Senner used augmentative communication, in this case alternative storytelling, to help Kiki follow the stories. Angelini was inspired to use this idea to take popular stories and make them readable for children with either a cognitive or physical disability.

She took regular books, cut them up, and adapted them to meet the needs for disabled children.

"Each book is in a binder, and the pages are laminated so they won't tear and are easier to turn," Angelini said. Each page also has a thick flipper made of weather stripping, so that a child can more easily grasp the page.

At the bottom of each page is a "communication strip" with four images, designed to help children learn how to read by recognition -- similar to nonverbal symbols those with a disability, like cerebral palsy, rely on to communicate.

"The pictures are color-coded to match the story," said Angelini, "The pink are action words, the yellow are nouns, the blue are descriptors, the green are prepositional phrases."

Those images are counterparts to the parts of speech, making the story more accessible to those with cognitive disabilities.

Assembling one book takes hours. Angelini creates the communication strips, and then volunteers laminate the book's pages, add the flippers, and put it in a binder.

"The books also help those with a physical motor skills problem, because although the child may be able to cognitively read, the books' physical structure makes it easier," said Angelini. Even an able-bodied child can use them, because the books also help those who are learning to read.

However, after Kiki died, Angelini put the books on hold, after creating them for about nine years.

So, to remember Kiki on the anniversary of her birthday this past April, family and friends came together to create books for other children currently in need.

"It was gathering and celebrating, and remembering her," Angelini said.

She wants parents of special needs children to know these books are available to help them, through local libraries.

"Parents aren't aware," she says, "Parents don't get to the library when their child has special needs. Also, I want to make teachers and aides aware of this possibility. They have this resource they can use."

Yvonne Anderson sees the value of the books. Her son, Gabriel Gonzalez, has cerebral palsy, and the two women bonded over their shared experiences, and the fact that Anderson has had trouble finding books for her son to read.

"It is really difficult to find adapted books, and it is also really expensive; to be able to find these at the library is a gift," Anderson said.

"The nice thing about the symbols is that (Gabriel) can use his eye gaze for what his choice is if he can't point with his finger," she said.

With Anderson's help, Angelini created 25 new books to donate to local libraries.

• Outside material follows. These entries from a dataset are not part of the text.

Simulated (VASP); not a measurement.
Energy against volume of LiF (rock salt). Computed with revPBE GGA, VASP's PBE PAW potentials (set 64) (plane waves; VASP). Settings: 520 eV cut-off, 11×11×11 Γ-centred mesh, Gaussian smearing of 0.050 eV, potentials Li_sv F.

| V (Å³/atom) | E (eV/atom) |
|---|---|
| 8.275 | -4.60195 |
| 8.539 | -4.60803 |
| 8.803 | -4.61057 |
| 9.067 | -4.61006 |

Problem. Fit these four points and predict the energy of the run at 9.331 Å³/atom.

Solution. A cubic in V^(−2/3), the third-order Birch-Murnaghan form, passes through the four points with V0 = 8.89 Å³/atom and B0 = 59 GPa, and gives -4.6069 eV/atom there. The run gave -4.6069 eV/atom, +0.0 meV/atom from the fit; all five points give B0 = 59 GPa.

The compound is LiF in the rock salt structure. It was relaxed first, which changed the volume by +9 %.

Currently, 40 of her books are at the Prospect Heights Public Library. Other libraries in the Northwest suburbs have 20 each, including Vernon Area, Des Plaines, Schaumburg Township, Arlington Heights, Elk Grove, Barrington Area and Skokie.

But Angelini points out that through reciprocal borrowing, parents can order them from any Northwest suburban library.

Her goals are simple -- she believes all kids should have the chance to love reading.

"It's for a child to be able to have a concrete book in their hands," she says, "flipping the pages just like every body else."